We compare Mercadona's (Hacendado) canned goods with gourmet/artisanal ones across 5 categories: anchovies, tuna, sardines, mussels, and cockles. The difference isn't just price — it's raw material, oil, process, and flavor. We'll tell you when it's worth paying more and when the cheaper product will suffice.
Table of contents
The canning market in Spain
Spain is the largest consumer of canned fish in Europe and the second largest producer after Portugal. The sector generates around 4.5 billion euros annually, with Galicia, Cantabria, and the Basque Country as the major production hubs. There are over 200 active canneries, ranging from giants like Jealsa (owner of Rianxeira) to small family workshops producing 500 cans a day.
The market is divided into two worlds that barely intersect:
Mass-market canned goods. Private labels from Mercadona, Lidl, Carrefour, and Dia account for 55-60% of sales volume. The objective is price: offering a decent product at the lowest possible cost. Raw materials are bought at auction or imported, the process is optimized for speed and yield, and the profit margin per can is mere cents.
Artisanal/gourmet canned goods. Brands like Olasagasti, Los Peperetes, Real Conservera Española, Conservas de Cambados, Don Bocarte, or Ramon Peña represent 10-15% of the volume but a much higher percentage in value. Selected raw materials, manual processes, extra virgin olive oil, and a product that improves with time — like a good wine.
Mercadona: its private labels in detail
Mercadona works with a "supplier-partner" model — exclusive or semi-exclusive manufacturers who produce under the Hacendado brand. In canned fish, its main suppliers are:
Frinsa (Ribeira, A Coruña): cockles, mussels, tuna. It is the largest cannery in Galicia. It produces for Hacendado and also has its own brand. Correct industrial quality.
Jealsa/Rianxeira (Boiro, A Coruña): tuna and bonito. One of the largest canneries in the world. It processes over 200,000 tons of tuna annually.
Herpac (Barbate, Cádiz): anchovies and boquerones (marinated anchovies). Herpac is an interesting case — it makes remarkably high-quality products under its own brand, but the Hacendado version has ingredients and processes adjusted to the price point.

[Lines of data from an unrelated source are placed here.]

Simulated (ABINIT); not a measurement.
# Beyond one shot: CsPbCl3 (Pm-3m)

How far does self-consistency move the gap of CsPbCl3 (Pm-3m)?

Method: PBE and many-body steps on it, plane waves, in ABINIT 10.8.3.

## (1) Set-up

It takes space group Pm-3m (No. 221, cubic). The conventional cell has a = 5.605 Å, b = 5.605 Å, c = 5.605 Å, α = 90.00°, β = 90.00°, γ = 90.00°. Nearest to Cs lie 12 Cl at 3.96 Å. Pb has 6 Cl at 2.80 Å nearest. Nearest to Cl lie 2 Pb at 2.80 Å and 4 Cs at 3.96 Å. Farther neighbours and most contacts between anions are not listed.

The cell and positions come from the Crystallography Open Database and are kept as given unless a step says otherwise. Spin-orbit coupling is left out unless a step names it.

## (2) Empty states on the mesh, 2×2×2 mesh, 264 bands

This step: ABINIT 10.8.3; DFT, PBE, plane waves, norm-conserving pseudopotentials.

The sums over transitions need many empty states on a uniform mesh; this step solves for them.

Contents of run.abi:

What Hacendado canned goods have in common: sunflower oil (instead of olive) in most references, medium-small sizes, raw material of variable origin (not always Spanish), and a long shelf life. They are safe, legal, and functional products. They are not products to be savored.
What artisanal canneries offer
Artisanal canneries operate with a different philosophy: the can is the end of the process, not the beginning. The difference is built at every step:
Seasonal raw materials. Albacore tuna is processed only in summer (the fishing season, June-October). Galician sardines are at their best between July and November. Cantabrian anchovies, in spring. This means stopping production when there is no quality raw material — something unthinkable for a factory that needs to produce 365 days a year.
Manual handling. Anchovies are cleaned, salted, and filleted by hand. Mussels are selected one by one. Sardines are de-headed manually. This artisanal work is slow (an anchovy filleter cleans 15-20 kg/day) but allows for detecting defects that a machine cannot see.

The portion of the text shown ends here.